Relief officials in Madagascar have begun airlifting emergency food supplies to northern Madagascar, which has been devastated by a series of deadly storms. Correspondent Scott Bobb reports from our Southern Africa Bureau in Johannesburg.
The U.N. World Food Program says the first shipment of a planned 100 tons of food has been flown to several towns in northwestern Madagascar.
WFP Spokesman Michael Huggins says people there desperately need food and other supplies.
"The situation for many thousands of people in northern Madagascar is quite grave at the moment," said Huggins. "They have exhausted a lot of their food supplies during the past couple of weeks."
Northern Madagascar in the past two months was hit by two major cyclones that killed 150 people and left nearly 200,000 in need of help. During the same period, three other cyclones and several severe storms also hit the island.
The storms caused extensive damage to roads and bridges and cut off communities in the region from the rest of the country.
Huggins says the WFP plans to deliver enough food by helicopter to last these people several months.
"In that time we hope that the government and local communities are going to be able to rebuild the bridges and the roads that were destroyed during the cyclone season so that road convoys can get through again," added Huggins.

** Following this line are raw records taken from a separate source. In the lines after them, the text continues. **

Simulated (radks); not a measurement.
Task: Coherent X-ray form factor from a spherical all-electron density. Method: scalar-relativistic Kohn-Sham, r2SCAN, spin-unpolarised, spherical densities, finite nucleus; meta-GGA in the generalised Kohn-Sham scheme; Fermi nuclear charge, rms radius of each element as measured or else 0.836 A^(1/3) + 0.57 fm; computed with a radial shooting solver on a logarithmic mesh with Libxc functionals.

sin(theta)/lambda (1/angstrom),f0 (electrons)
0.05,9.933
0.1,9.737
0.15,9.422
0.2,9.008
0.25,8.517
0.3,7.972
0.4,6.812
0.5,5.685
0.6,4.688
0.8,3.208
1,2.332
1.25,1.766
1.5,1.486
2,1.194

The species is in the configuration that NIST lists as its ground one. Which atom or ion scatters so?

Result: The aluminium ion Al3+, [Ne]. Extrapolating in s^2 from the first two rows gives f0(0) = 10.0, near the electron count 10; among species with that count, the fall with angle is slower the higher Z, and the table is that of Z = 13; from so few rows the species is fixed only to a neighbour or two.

The region is an important producer of rice and vanilla, and these crops have also been hard hit by the storms. The humanitarian supplies will allow victims to work in their fields until the next harvest later this year.
Meanwhile, relief agencies in Madagascar are struggling to provide humanitarian assistance to an estimated 500,000 people in the southern part of the island. They lost much of their crops this year due to drought and officials are concerned over declining nutrition levels among the most vulnerable members of this group.